Good afternoon, and welcome to another edition of Agronomy Weekly. Today's version will include information regarding our upcoming aerification process, as well as a current look at the course's condition.
Green heights are currently at 0.095" and will be raised slightly the week prior to aerification (July 10th and 11th). Fertility rates have been increased to promote quick growth and a denser putting surface. Speeds are typically reduced during these periods of growth, and we will rely on heavier sand topdressing, double mowing, and rolling throughout this process.
July 10th and 11th - aerate greens with 1/4" coring tines followed by dryject, aerate rough
July 17th and 18th - aerate tees, fairway, finish rough
Weather permitting, quarter-inch cores will be pulled from the greens on July 10th and 11th. The holes, which will be smaller than the size of a dime, will be filled with sand, brushed in, and followed by dryject. (Read more about the dryject process here.)
This process helps remove thatch and organic matter, improve drainage, reduce compaction, and increase air flow to the root zone. A higher rate of nitrogen, phosphorous, and potassium will be applied prior and post-aerification to promote a quick recovery. Heights will be lowered incrementally the following week until we reach our original height of 0.095".

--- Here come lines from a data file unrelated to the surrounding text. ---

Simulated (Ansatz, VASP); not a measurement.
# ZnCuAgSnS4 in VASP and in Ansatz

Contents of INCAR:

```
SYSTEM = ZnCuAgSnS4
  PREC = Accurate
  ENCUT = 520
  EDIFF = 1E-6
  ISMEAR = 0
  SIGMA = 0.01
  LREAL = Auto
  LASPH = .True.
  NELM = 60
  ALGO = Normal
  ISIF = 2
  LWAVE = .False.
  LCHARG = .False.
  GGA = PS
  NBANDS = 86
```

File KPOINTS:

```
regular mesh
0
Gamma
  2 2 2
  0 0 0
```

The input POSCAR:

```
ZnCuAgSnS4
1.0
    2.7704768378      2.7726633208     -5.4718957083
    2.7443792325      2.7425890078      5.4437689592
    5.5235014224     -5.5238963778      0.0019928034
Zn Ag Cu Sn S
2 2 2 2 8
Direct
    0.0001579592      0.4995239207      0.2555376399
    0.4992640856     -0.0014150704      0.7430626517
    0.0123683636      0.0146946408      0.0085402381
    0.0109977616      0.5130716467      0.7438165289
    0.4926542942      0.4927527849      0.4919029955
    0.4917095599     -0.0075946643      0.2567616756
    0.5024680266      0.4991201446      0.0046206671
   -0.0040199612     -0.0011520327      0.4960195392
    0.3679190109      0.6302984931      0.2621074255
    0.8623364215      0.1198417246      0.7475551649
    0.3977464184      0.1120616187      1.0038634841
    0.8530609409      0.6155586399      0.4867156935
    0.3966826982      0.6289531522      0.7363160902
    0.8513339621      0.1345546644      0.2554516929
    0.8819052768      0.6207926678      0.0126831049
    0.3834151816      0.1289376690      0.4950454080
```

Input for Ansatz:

Our goal for the weeks following the aerification process:
- Week of July 10th - greens cored, dryject followed by heavy topdressing and rolling throughout the week
- Week of July 17th - begin lowering height of cut incrementally
- Week of July 24th - reach our desired height of cut (somewhere between 0.095" and 0.105" depending on green speeds); should expect a two-week recovery on tees, fairways, and rough
Par 3 Carson Tees
Tee boxes on No. 13 and 17 are currently being expanded and will be re-leveled with sand. Work on No. 5 and 8 will follow in the coming weeks.
No. 6 Lake
A large portion of the grasses in our irrigation lake has been physically removed, and some is beginning to sink. Light treatments and removal will continue to help eliminate this grass over time.
Spot treatments followed by removing as much material as possible is crucial to the health of our lake. The breakdown and decomposition of these grasses requires the same oxygen our fish rely on to live. If treated in one application and left to decompose, the oxygen supply in the water could be depleted.